There was nothing natural about the way we sat or spoke at our “family gatherings.” We remained perfectly still, actors in a scene that I understood even then was about the ideal family Amo had never had growing up poor in rural Tikrit. Later, historians would debate the facts, but portray Saddam Hussein as the offspring of a father who vanished from his life, a mother who married a man who abused him, and an uncle who filled him with dreams of military glory. Even my little brother, who was always so full of energy, knew better than to squirm or interrupt when we were with Amo. The other girls and I were the perfect image of young Iraqi women—utterly polite, immaculately dressed, and attentive to his every word. We were highly aware that anything we did wrong, even a wrong inflection, a hint of anything ayeb, would reflect on our parents.
Amo was the only one who seemed relaxed. Fastidiously groomed and impeccably aware of every person and every movement around him, he had an enormous charisma that is hard to convey if you never met him in person. I can think of no neutral adjectives for him. In these settings, he was compelling, not just affable, charming rather than nice. Maybe, like the best politicians, he just had that knack for making people, including children, feel they were being singled out for special attention. When he looked at you, it was as if he were really listening. It took me a while to realize that when he gave you his most affectionate, lingering smile, he was using that time to look behind your eyes.
My very first survival skills were manners, and I learned what I didn’t know already by taking cues from my mother. When you were with Amo, you were always polite and pleasant. You had no opinions or personal preferences except those that matched his own. There was nothing you’d rather do than spend time with him. You listened to him with rapt attention, always. If you were a child, you never spoke in his company unless he asked you a direct question, and you always arranged your face to look up at him in adoration. If he showed you something new he had gotten and said, “Isn’t it nice?” you would answer, “Oh, yes, Amo, it is verrrrrrry nice!”

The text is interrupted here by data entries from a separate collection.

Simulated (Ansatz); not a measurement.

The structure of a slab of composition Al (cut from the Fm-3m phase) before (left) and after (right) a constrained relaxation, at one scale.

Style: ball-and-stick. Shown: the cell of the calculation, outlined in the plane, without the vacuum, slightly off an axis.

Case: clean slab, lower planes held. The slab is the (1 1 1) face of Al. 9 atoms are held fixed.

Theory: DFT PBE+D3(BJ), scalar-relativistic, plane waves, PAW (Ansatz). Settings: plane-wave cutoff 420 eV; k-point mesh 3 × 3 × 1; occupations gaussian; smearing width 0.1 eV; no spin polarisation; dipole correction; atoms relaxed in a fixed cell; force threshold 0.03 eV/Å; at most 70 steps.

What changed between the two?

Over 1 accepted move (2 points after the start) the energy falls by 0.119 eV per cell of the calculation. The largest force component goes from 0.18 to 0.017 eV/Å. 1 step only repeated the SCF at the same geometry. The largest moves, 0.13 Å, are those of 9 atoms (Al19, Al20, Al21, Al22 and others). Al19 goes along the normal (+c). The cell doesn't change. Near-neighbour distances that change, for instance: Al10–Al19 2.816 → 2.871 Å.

Always, always, you would smile. With my mother, the only person I could ever talk to about Amo with any honesty at all, I called it my “plastic smile.” Without her constant reminders, I’m not sure I ever would have been able to put it on as I did. Sometimes today when I’m talking in public, people compliment me on my smile, and I wonder how much of it is really mine. There is a certain way the muscles in my mouth feel sometimes when I smile before an audience that takes me back to that farmhouse, when I knew a smile wasn’t enough; I had to stretch those muscles so as to beam.
Weekends were Amo’s designated downtime, and we were his entertainment. Part of our job was to make him laugh at the right moment. I can still imitate Amo’s laugh. He would tuck his chin slightly under and let out a deep-throated, guttural heh . . . heh . . . heh. If it had been a little higher-pitched or a little more spontaneous, you might have been inclined to call it a chuckle, but it had a kind of sinister undertone, like the bad guy character that always chased the good guy characters in a cartoon. When he laughed, we laughed, and every now and then I had this feeling the other girls and I, particularly Sarah, were secretly laughing at his laughter. I never felt free enough to talk to them about this, but I have a feeling they would know what I mean even today.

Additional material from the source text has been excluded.